Jul. 10–Of the 200 high schools students who transferred from Duquesne last year, only one dropped out and only one senior failed to graduate at another high school, according to district officials.

State and county education officials said the students had a successful year academically at West Mifflin Area and East Allegheny high schools, where they were transferred after the state closed Duquesne’s high school last year.

Parents on the state’s advisory committee agreed, but asked that the elementary program continue to be strengthened, said Thomas Gluck, the executive deputy secretary at the state Department of Education.

Almost three-fourths of Duquesne’s 31 seniors are enrolling in colleges or trade schools, according to statistics released by West Mifflin and East Allegheny administrators. Eleven students, more than half of the college-bound group, plan to attend the Community College of Allegheny County.

“Everyone felt good about the social (integration). I think on the academic side, it was what everyone expected. … It was hard, but that was good,” Gluck said. “There’s a level of rigor that those students were going to encounter at East Allegheny and West Mifflin, which is exactly what we want in every school in Pennsylvania. They finally have it.”

The student who dropped out was 18 and went to work to help his family through financial hardship, East Allegheny guidance secretary Linda Gorski said. The senior who didn’t graduate from West Mifflin is expected to graduate after summer classes, district spokeswoman Robyn L. Tedesco said.
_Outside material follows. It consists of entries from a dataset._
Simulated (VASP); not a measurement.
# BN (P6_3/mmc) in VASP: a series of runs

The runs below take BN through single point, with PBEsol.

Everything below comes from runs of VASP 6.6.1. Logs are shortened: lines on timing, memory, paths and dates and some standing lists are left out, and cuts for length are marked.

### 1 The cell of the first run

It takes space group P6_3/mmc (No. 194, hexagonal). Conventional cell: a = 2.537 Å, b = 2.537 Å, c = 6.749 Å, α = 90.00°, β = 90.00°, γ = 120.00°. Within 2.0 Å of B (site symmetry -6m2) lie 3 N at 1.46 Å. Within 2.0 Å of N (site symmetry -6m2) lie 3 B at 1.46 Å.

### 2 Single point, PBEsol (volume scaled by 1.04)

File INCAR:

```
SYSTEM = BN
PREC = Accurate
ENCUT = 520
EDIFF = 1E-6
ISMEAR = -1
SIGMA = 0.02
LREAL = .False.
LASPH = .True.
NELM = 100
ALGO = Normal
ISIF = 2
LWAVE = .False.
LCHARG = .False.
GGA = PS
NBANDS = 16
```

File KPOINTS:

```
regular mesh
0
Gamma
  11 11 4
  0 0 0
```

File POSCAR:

West Mifflin started the year with 145 Duquesne students. Officials sent 20 who were behind on credits or needed special assistance to alternative schools, including Auberle Education Center in Homestead, Tedesco said.

Only two students of the 63 at East Allegheny were held back a grade, Gorski said. That rate is comparable to the rate among the school’s other 754 students from North Versailles, East McKeesport, Wall and Wilmerding, she said.

East Allegheny Principal Gary Peiffer has said he was happy with the social and academic integration at his school. The challenge was finding a way to get Duquesne students to participate in academic-related activities such as student government, he said.

Gluck twice met with school officials, legislators, teachers and residents to fulfill part of the state law that requires an educational advisory committee to report to the education secretary about the transfer. Residents were most concerned with improving programs from kindergarten through eighth grade to prepare students for more rigorous high schools, he said.

The Allegheny Intermediate Unit took control of the Duquesne district after the state closed its high school.

The main change was to provide staff there with extensive professional development, especially instruction on using student test data to plan lessons, said Cheryl Fogarty, a director and special liaison for Duquesne at the unit. The district couldn’t afford such programs in recent years, according to Stanley J. Herman, who consulted with the district for the University of Pittsburgh.

The unit hired two elementary reading specialists and is hiring principals, Fogarty said. Most of the staff is returning, and officials at the unit are trying to ensure funding for programs to help Duquesne’s students transition into other high schools.

“I’m extremely hopeful for this year,” Fogarty said. “We’re making Duquesne a showplace school district for the future, I really believe that. It will be a place kids will love to be in.”